The bigger the hoop…


Take a look in any high street shop, Instagram account or YouTube haul and you’re bound to see a pair or two of bright, statement earrings. You would think that earrings have been around forever – and you would be right. From studs to hoops, earrings can be traced from 2000 BCE right up to today’s fashion. Over the years it has found itself a cultural symbol for progressive movements, a marker of profession, even a religious rite of passage. So just how has the earring transformed into the essential accessory we know and love today?

Archaeologists estimate that earrings emerged during the Bronze Age (between 3000 to 2700 BC) in the Greek islands, ancient Persia, Rome and Egypt. In ancient Greece, it was fashionable to wear hoop earrings with conical pendants, while prostitutes frequently donned them as ornaments. Meanwhile, archaeological evidence found in other places has further proven the popularity of earrings. In Persepolis, carved images of soldiers wearing earrings were discovered on the empire’s surviving walls. When archaeologists dug up Tutankhamun’s tomb (the ancient Egyptian pharaoh of 1300 BC), they found that his ears were pierced. It is thought that the children of Egypt got their ears pierced and then filled with gold discs, much like modern ear plugs.

The religious history of earrings also spans diverse ethnicities and countries. As part of a Dharmic rite known as Karnavedha in the Hindu tradition, most girls and some boys would get their ears pierced before they are about five years old. Most men reaching young adulthood in some Asian countries get their ears pierced as a ritual passage, including in Nepal, Sri Lanka, and Laos. Meanwhile, the Bible has several references to ear piercings, especially amongst slaves.

Fast forward to the English Renaissance. Earrings were a must-have item among the courtiers and gentleman. Yes, I said gentlemen. Sailors would wear earrings at sea, using them to cover the costs of their funeral should they die. The trend then caught wind among the courts, with even Shakespeare being pictured wearing a silver hoop. Earrings subsequently become emblematic of poets at the time and merged into fashion.

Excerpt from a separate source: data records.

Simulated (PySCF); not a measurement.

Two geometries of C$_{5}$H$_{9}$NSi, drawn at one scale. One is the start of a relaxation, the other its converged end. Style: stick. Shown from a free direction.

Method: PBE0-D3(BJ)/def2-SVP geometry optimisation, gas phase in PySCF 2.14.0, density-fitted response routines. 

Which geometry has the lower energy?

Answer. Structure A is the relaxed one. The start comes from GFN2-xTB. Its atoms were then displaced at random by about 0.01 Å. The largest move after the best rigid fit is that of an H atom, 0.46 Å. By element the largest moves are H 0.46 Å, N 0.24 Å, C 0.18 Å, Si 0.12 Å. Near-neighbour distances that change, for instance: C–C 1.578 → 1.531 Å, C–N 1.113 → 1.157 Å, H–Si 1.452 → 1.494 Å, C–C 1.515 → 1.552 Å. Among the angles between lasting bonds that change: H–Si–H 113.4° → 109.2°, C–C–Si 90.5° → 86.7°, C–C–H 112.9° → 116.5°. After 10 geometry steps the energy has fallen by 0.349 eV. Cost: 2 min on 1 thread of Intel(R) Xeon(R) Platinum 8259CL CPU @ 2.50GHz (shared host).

By the late 1950s or early 1960s, earrings re-emerged in the fashion world. There was no commercial market for it, no place where teens could go. So, teenage girls would instead pierce their ears at home, usually in groups of friends at “ear piercing parties”. Think of that scene in Grease, where Sandy gets her ears pierced by Rizzo and you’ve got the picture. This changed by the mid-1960s, wherein some physicians started to offer ear piercings as a service, and so earrings became adopted into the day-to day life of western society.

With the gay rights and counterculture movement of the late 1960s, earrings were adopted by men in hippie and gay communities. To wear an earring on the right would typically mean the man was gay, whilst left would indicate he was straight. This expanded in the early 1970s, becoming common among women to have pierced ears – even expected. With this growing market, shops around the world rushed to get in on the money. They would occasionally even hold ear piercing events, sponsored by earring manufacturers, where they would bring in a trained nurse to conduct piercings. Following this in the late 1970s was the rise in amateur piercings within the punk rock community, which then evolved into all male music performers. Music translates into fashion, fashion into modern society, and the rest is history.

So, the ear-piercing trend has grown from just one or two piercings in the lobe. A variety of specialized cartilage piercings have since become popular, including the tragus, helix and industrial piercing. It is now common for both men and women to have pierced ears. Nowadays, earrings have become less about social status or sexuality, and more simply an accessory to wear.